Shipdham lies approximately 3 miles south-west of East Dereham. The name derives from the Old English word for sheep - 'sceap' - hence 'homestead with a flock of sheep'. Shipdham is sometimes confused with Shipden - the drowned village off the North Norfolk coast near Cromer.

Shipdham was the first US heavy bomber base in Norfolk during World War II and was home to the famous B-24 Liberator bombers.

Shipdham Airfield

 

Hyam Plutzik

The American poet Hyam Plutzik was stationed at Shipdham c.1944-5 and became the Information and Education Officer for the 44th Bombardment Group of the USAAF. (Today the airfield has been turned into an industrial estate - but the derelict control tower and two of the original hangars still survive.)

Plutzik wrote two poems which were directly inspired by Shipdham - the first is On the Airfield at Shipdham which concerns a skylark that he saw above the runway and which he connects to the bombers:
 

There is the lark, you said. And for the first time
I saw, far up in the fast darkening air,
The small lonely singer beating its wings
Against the pull of the old and evil earth.

It is too late, I said, to praise its song ....

Praise instead (because they bring our deaths
And thus another cycle of this bird's praises)
The beasts with guts of metal groaning on the line
Or in the higher sky solemnly muttering.


© by the Estate of Hyam Plutzik. All rights reserved.

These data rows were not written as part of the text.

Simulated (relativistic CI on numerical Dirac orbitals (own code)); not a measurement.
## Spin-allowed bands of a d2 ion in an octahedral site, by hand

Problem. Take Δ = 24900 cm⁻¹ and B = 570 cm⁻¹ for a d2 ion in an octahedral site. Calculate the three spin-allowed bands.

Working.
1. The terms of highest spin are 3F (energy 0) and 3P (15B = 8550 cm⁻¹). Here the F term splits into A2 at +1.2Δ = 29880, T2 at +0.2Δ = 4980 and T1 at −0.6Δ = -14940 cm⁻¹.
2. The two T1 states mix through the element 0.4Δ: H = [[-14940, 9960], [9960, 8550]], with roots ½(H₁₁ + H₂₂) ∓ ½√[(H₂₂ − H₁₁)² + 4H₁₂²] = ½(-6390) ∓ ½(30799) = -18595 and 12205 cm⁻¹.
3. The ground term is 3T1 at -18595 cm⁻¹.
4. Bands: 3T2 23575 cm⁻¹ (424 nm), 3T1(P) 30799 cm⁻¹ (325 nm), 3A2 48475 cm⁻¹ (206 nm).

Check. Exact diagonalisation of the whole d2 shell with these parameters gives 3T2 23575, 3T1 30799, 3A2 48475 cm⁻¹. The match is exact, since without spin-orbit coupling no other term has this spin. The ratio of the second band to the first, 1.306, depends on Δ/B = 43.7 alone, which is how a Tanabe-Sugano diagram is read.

This poem was dedicated to R.H. Mottram, the Norwich-based novelist, best known for his Spanish Farm Trilogy (1927). Plutzik met Mottram after he invited him to give a lecture at the Shipdham air base. In fact, Plutzik records the event in a fascinating letter to his wife:
 

Dearest Tanya,

This evening Mr Mottram, well-known resident of the nearby city, came & lectured on our base, and I have just come back from taking him & his wife back to their home. Riding in the dark along the wet roads, with the forlorn landscape illuminated occasionally by the dimmed-out lights, I thought of you my wife, and I felt very lonely for you.

(Printed by permission of Rochester University archive.)


On the Sunday evening in question, Mottram and his wife were entertained in the officer's mess and after the lecture were driven back to 4, Poplar Drive - just off the Newmarket Road in Norwich.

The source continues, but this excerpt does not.